Blockchain is a new technology constantly evolving and developing new processes for as many industries as possible. At first, blockchain technology was considered something only crypto projects could use. But things change faster than we think.
Nowadays, more industries use blockchain technology than we have ever imagined. And if you are wondering why it is because blockchains come along with two of the main things almost every company is looking for: speed and security.
However, as secure as blockchains might be, attackers always find new ways of getting what they want.
Thus, is it possible to increase blockchain security?
Well, as you were probably thinking, the answer is yes. And let’s talk about how blockchain companies aim to increase users’ and digital assets’ security.
What Is a Blockchain?
A blockchain is a distributed ledger (or database) that is shared among a computer network. Each computer is called a node and stores information digitally.
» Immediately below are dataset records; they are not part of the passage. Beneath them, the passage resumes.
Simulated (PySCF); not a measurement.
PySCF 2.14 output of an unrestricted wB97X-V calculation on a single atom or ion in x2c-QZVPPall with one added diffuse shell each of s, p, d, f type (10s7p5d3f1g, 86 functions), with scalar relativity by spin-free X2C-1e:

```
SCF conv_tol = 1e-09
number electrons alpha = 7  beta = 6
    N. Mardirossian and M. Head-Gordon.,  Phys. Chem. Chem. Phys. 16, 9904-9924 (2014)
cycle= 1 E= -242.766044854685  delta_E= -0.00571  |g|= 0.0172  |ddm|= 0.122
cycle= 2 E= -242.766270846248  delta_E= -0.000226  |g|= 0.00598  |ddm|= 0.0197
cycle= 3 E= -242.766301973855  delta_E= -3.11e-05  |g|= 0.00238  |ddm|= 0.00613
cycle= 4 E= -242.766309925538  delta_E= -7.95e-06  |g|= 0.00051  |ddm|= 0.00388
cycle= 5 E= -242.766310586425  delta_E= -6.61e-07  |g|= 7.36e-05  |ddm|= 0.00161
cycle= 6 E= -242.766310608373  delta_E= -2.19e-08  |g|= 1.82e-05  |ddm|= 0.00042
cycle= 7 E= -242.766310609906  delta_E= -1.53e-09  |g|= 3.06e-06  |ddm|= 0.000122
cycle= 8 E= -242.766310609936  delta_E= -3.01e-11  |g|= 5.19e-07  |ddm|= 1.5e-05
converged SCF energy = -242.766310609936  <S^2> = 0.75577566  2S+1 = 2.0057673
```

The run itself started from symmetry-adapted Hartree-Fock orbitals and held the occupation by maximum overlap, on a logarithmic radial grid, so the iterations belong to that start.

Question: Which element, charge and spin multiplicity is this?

Even though blockchains are often associated with crypto, other use cases exist. Blockchain technology can be used in many industries, such as healthcare, retail, automotive, or telecommunications.
About Blockchain Security
The main goal of a blockchain is to store information without letting it be edited or removed. And this is why blockchains provide high security for those using them. The fact that information is stored on multiple computers spread all around the world makes it harder for hackers to temper it.
Furthermore, considering that blockchains are decentralized and secured through cryptography increases the security even more.
Another thing worth considering is that the blockchain data is immutable, which is achieved because a block is always dependent on the previous one.
Every block is secured by a cryptographic key consisting of a formula that includes everything stored in previous blocks, including their keys. Thus, if somebody tries to go back and edit information, it will not be recognized by the chain. And even if that person attempts to modify the chain, the network of computers will still have the originals, preventing the fake from disturbing the consensus.
This happens because to change a past record, all the blocks following it should change, too. And considering that data is stored in multiple places unrelated to one another, the blockchain will keep the information most network computers (nodes) recognize.
However, even extremely secure projects can be hacked, and this includes blockchains.
How Can a Blockchain be Attacked?
As we said before, although blockchain may be more secure than any centralized option and is constantly improving, hackers improve their activity, too. This way, they will always find new vulnerabilities that can help them hack a blockchain.
Some of the main security threats blockchain users are facing are the 51% attack, the Sybil attack, the Phishing attack, and the Routing attack. They all imply getting some piece of information on the blockchain and then using it to access various digital assets.
The 51% attack may be the most popular among crypto users, requiring a hacker or a group to have at least 51% of the hashing power on a network. This way, they can mine faster than other users or even mine new blocks without announcing the rest of the network.
Such attacks can leave a blockchain with major losses. For instance, in October 2022, the Binance exchange was hacked and lost $570 million (2 million BNB).
What Are Blockchain Companies Doing to Improve Security?
Even though there are blockchain vulnerabilities that hackers can use to get surprising amounts of crypto or fiat, blockchain developers can still do something about it.
In order for a blockchain to maintain its security, developers must consider factors such as adaptability, upgradeability, and flexibility. And to do that, some companies, such as Redlight Finance, decided to have a dedicated security team to monitor network and server activity.
Furthermore, it is essential for blockchain projects to choose the mechanisms they work with very carefully. For instance, according to ResearchGate, while Proof of Work can suffer many types of attacks (51%, Long Range, DDoS P+ Epsilon, Sybil, Balance, BGP Hijacking), Proof of Stake cannot be affected by three of the attacks mentioned.
However, despite analyzing the attacks a blockchain can suffer, it is essential to consider other factors, such as scalability. While security is truly vital to a blockchain, a network is also necessary to provide high speed and other advantages for its users.
Blockchain technology may be one of the most popular topics in the tech industry these days. And many companies decide to use this in their activity, as blockchain provides high security for those including it in their strategies.
However, blockchains are not completely protected from attacks like other tech projects. They can still be hacked, and some of the most popular attacks include 51% attacks, Sybil attacks, routing attacks, and phishing attacks.
Blockchain projects are constantly improving security along with other features, and some of them decided to have a dedicated security team to ensure they protect data from being accessed by ill-intentioned individuals or groups.
While updating the system to improve security, blockchains should also work on increasing or maintaining scalability, for example, as it is one other essential factor for a network’s success.